Immutable databases offer history and audit to your database. Immutable databases are becoming a popular alternative to blockchain. No survey of the category exists. This blog attempts to explain what an immutable database is, why you might want to use one, and what products exist.
Furthermore, this article attempts to differentiate between three types of immutable databases: ledgers, blockchains, and version controlled databases.
What is an immutable database?
Immutable databases are append-only databases – data can only ever be added. If you want to change or delete an entry, a new entry is created and the old entry is marked as belonging to a previous version. Thus, all history of how a database became the present state is preserved. This makes auditing data changes possible because the audit log is tamper resistant.
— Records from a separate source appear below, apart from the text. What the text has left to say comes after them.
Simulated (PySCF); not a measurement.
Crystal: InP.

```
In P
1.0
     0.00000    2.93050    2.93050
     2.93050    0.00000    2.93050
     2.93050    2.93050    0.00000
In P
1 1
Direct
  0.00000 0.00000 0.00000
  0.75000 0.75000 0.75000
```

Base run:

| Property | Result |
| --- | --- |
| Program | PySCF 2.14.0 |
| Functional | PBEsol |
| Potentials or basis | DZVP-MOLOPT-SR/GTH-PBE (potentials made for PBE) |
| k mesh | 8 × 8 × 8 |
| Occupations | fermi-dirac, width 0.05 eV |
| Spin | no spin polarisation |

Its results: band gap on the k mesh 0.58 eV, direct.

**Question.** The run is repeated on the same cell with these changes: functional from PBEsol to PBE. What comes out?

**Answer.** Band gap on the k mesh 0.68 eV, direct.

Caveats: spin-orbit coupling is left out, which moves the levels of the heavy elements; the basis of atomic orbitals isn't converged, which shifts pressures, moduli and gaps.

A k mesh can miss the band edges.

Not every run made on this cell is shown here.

In order to make this possible most immutable databases rely on some form of two technologies: cryptographic signatures and Merkle Directed Acyclic Graphs (DAGs). These technologies prevent data from changing without the database knowing and allow data to be shared between multiple versions efficiently and quickly accessed.
What did we used to do?
Before immutable databases, if you wanted to build a database with an audit log, you accomplished the task with schema. The term of art for this is Slowly Changing Dimension. This is not true immutability. You build a schema using columns that indicate inactive or active or "active from" to "active to" dates. Version number or timestamp columns on rows can also be used. Then, your application uses these columns to construct present and historical views of the data. Your application never deletes, just changes state from active to inactive. I don't think anyone would consider this type of database truly immutable as the application or an operator can still make a mistake and modify or delete a record. But from the application's perspective, you get an audit log and history of every record in the database.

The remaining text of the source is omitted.